The fallout from the incident and, subsequently, its handling have been a bad look for everyone involved. Nichol's reputation has taken a significant hit; a smear campaign aimed at Maria Taylor as she negotiates a new contract. (There has been speculation that Taylor, or "her people," leaked the audio as leverage.) And ESPN's incompetence and mismanagement of the situation is the crux of the story. Rachel Nichols will continue to bear the brunt of the backlash long after everyone moves. It makes sense in her case. Her broadcasting career has greatly benefitted from having proximity to black men in the NBA.
Along with many white people in sports media, she's also has positioned herself as an "ally" of social justice and diversity. Thus making her comments about Taylor that more hypocritical and egregious. She supports diversity publicly, yet not at her expense. This kind of two-face pantomime is not just exclusive to sports entertainment. For black professionals across several industries, the Nichols-Taylor story confirms suspicions of white people's secret resentment and cognitive dissonance. It also says no matter the work ethic, ability, or experience, black talent is just a glorified work-study for companies to market themselves as woke and progressive.

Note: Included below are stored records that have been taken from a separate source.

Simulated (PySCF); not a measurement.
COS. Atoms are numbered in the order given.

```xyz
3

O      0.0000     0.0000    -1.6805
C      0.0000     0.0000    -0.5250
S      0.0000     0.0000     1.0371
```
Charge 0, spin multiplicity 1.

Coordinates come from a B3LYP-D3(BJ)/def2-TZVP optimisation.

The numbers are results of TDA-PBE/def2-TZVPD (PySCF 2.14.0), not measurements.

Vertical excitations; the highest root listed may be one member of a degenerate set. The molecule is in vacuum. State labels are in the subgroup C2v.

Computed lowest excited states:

Now it's time to fight back against this passive-aggressive practice within the workplace culture. There are some simple yet profound ways to do this. For one, merit still matters. As black professionals, creatives, and so on, we are often the source of innovation. The work speaks for itself. It will always have the last say. Secondly, as a community, we are stronger together than in isolation. We constantly see each other and the work put in. So reach out to and lean into the spaces where you are validated, not just tolerated.
Maria Taylor encapsulates these sentiments in her first response since the controversy broke. She tweeted,
“During the dark times I always remember that I am in this position to open doors and light the path that others walk down. I’ve taken some punches, but that just means I’m still in the fight. Remember to lift as you climb and always KEEP RISING.”